Orlando Sentinel by RICHARD TRIBOU 9/7/2023

United Launch Alliance has only launched one rocket in 2023 and Hurricane Idalia put a hold on what it planned to be No. 2.

Plans are back now, though, for an 8:51 a.m. liftoff on Saturday of an Atlas V rocket from Cape Canaveral Space Force Station’s Space Launch Complex 41 on the joint SILENTBARKER/NROL-107 mission for National Reconnaissance Office and Space Force.

Space Launch Delta 45’s weather squadron forecasts 85% chance for good conditions, and same in the event of a 24-hour delay.

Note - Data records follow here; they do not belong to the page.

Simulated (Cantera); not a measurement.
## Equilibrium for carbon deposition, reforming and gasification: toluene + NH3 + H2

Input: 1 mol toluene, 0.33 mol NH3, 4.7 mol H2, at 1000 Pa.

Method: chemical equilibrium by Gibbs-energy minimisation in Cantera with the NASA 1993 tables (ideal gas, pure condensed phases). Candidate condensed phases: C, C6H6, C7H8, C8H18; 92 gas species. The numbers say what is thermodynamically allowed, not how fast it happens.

SILENTBARKER’s classified mission, which includes multiple payloads, has a primary goal of placing watchdog satellites in geostationary Earth orbit (GEO) “so that we can understand the intentions of other countries to see what they’re doing in the GEO belts and see if there’s any indications of threats or if it’s just normal operations,” said Chris Scolese, director of the NRO on a media call last week. “That capability will just allow us to have increased understanding of what’s going on there.”

Lt. Gen. Michael Guetlein, commander of the U.S. Space Force’s Space Systems Command, said the goal of Space Force when it was created in 2019 was to get a handle on a more congested and contested space environment. This is the first of two or more missions to deliver multiple payloads as part of that watchdog role in national security.

“The capability that we’re going to launch [Saturday] goes a long way toward giving us the competitive endurance, competitive advantage in space to make sure we can not only see, but maintain custody of the threats in GEO,” he said.